South Africa on Tuesday said Pretoria’s former ambassador to Tehran is being investigated over bribery allegations linked to mobile giant MTN’s award of an operating licence in Iran.

The South African operator is being sued in a $4.2-billion (417-million-euro) lawsuit in an American court by a rival firm which claims MTN bribed officials and promised support for Iran’s nuclear programme.

Foreign affairs minister Maite Nkoana-Mashabane said her department had “instituted an investigation into the allegations” that the diplomat had received a payment from MTN, in a written reply to a parliamentary question.

The opposition Democratic Alliance, which posted the query, welcomed the announcement of the probe into Yusuf Salojee.

“The former ambassador allegedly received a bribe payment of US$200 000 in return for assisting MTN to secure a mobile operating license in Iran,” said the DA’s spokesman on defence David Maynier.

MTN, which denies the claims, allegedly paid the funds to a property attorney firm in 2007 toward a home for Salojee in South Africa, he added.

Turkcell in March filed a $4.2-billion (417-million-euro) lawsuit in Washington which MTN has asked a US federal court to dismiss.

The Turkish operator claimed that MTN, which obtained a 49-percent stake in Irancell, had bribed officials and pressed Pretoria to offer weapons and diplomatic support for its nuclear programme.

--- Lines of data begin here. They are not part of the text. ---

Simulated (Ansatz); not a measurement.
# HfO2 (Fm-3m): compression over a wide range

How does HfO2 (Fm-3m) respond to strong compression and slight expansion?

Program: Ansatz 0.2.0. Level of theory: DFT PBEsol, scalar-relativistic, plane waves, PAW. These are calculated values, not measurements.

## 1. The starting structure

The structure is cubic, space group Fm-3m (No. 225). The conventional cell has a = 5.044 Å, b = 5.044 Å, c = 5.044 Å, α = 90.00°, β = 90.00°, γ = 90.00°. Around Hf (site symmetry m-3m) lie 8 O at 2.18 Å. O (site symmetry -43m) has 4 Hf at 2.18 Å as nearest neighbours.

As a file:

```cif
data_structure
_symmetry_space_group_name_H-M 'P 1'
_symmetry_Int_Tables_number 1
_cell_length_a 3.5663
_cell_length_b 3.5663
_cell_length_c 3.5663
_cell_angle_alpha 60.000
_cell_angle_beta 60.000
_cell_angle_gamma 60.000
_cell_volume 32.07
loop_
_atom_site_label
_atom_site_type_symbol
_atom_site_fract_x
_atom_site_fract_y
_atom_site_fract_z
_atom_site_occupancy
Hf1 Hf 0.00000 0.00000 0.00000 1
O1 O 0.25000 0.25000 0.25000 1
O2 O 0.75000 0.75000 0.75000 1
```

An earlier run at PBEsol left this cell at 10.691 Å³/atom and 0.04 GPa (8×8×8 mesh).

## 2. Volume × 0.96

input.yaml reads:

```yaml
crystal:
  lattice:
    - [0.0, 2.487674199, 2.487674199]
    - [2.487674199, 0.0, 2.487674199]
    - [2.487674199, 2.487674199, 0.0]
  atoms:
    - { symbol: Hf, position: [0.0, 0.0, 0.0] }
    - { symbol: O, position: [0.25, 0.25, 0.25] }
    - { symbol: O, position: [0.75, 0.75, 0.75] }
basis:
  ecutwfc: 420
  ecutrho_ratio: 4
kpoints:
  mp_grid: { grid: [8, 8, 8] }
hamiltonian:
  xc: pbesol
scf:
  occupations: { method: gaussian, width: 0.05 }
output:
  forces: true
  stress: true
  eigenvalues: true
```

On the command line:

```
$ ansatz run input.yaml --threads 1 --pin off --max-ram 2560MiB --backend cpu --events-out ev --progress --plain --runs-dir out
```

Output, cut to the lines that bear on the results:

It claims it had already won the deal through an international tender, but that its licence arrangement was suddenly dropped in favour of MTN in 2005.

The investigation marks a turn-around from the foreign minister’s earlier position in March, when she said South Africa will not probe the allegations over the deal and that she was not away of any improper payments to officials.

Last month, South Africa’s elite police wing opened an investigation into the graft allegations.

MTN’s 34.7 million clients in Iran make up the company’s second largest subscriber base. The company operates in 21 countries in Africa, Asia and the Middle East.